Safe spaces coddle students from discomfort

Kate Janda, Copy Editor

About four months ago, the University of Chicago faced ridicule from the public and various news sources when they sent a letter to its incoming freshmen announcing that they “do not support so-called trigger warnings, [they] do not cancel invited speakers because their topics might prove controversial, and [they] do not condone the creation of intellectual ‘safe spaces,’” which have been growing in popularity on college campuses in the past years.

However, college campuses should not be a place where students are guaranteed comfort or ease;  one of the purposes of a college education is to prepare students for the real world. As students, we will certainly face difficult conversations off-campus, and we will not always have intellectual safe spaces to retreat to. Because safe spaces are only a temporary solution to a problem that people will be faced with throughout their lives, safe spaces on college campuses should be discouraged.

Simply because a topic seems hard to talk about is not a valid reason to avoid it altogether. In reality, we will have to face and come to terms with topics that we may not be comfortable with. In a classroom setting, discussion about emotionally-charged topics can be kept controlled, respectful, and constructive, whereas encountering the same rhetoric outside the classroom could result in increased levels of bigotry.

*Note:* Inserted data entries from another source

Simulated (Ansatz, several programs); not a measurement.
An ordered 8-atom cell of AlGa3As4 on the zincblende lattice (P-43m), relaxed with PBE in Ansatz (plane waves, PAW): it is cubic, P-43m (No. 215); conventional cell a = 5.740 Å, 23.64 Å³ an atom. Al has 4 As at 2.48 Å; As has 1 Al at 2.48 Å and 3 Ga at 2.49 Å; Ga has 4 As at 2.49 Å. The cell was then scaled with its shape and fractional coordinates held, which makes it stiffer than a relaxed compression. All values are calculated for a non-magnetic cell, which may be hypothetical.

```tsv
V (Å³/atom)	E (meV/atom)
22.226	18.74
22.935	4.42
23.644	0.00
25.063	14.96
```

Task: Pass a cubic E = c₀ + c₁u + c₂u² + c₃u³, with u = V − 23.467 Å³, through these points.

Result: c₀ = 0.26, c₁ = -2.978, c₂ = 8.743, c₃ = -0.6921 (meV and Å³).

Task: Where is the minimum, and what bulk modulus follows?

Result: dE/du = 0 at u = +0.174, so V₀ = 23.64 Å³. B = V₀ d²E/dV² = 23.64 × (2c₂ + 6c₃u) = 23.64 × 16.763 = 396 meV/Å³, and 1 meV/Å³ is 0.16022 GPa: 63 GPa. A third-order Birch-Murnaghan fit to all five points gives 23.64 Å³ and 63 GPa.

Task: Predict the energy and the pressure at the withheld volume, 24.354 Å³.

Therefore, as students, it is our responsibility to take the opportunity to engage in and learn from discussions about potentially difficult topics. Furthermore, during these emotionally-charged exchanges, we should listen and respond to the opinions of our peers, even if and when we disagree. Using informed and positive rhetoric that creates understanding, we can build a learning environment that everyone can participate in, instead of making others feel as if they need a safe space to recover.

Safe spaces are basically physical manifestations of better-known trigger warnings, with which they are closely associated. However, trigger warnings and safe spaces should not be confused as identical; trigger warnings are “designed to help students who are struggling with trauma-related reactions prepare for and manage those reactions so they can engage in the discussion and complete their coursework,” according to Elana Newman of the  New York Times.

Trigger warnings set the expectation that there will be emotion in the classroom, while safe spaces create a medium by which students can retreat from these emotional challenges. Therefore, unlike safe spaces, the use of trigger warnings should be encouraged because of their value in preparing students for uncomfortable discussions.

While in concept safe spaces can appear to be positive, actual safe spaces create a bubble where young people are unrealistically sheltered from having their opinions and beliefs challenged.

Like many spare-their-feelings enterprises, safe spaces can easily go too far, turning from a necessary comfort to superfluous coddling. As students, we must remember that feeling uncomfortable, unwelcome, or challenged is not necessarily negative. College students are in prime formative years and shape their opinions through experiences and conversations. By struggling through discomfort in a setting that is relatively safe, students only stand to gain new perspectives or educate their peers. Ultimately, if safe spaces are allowed and these conversations are avoided, students miss out on the critical opportunity to inform others, share their experiences, and help to form new, stronger opinions.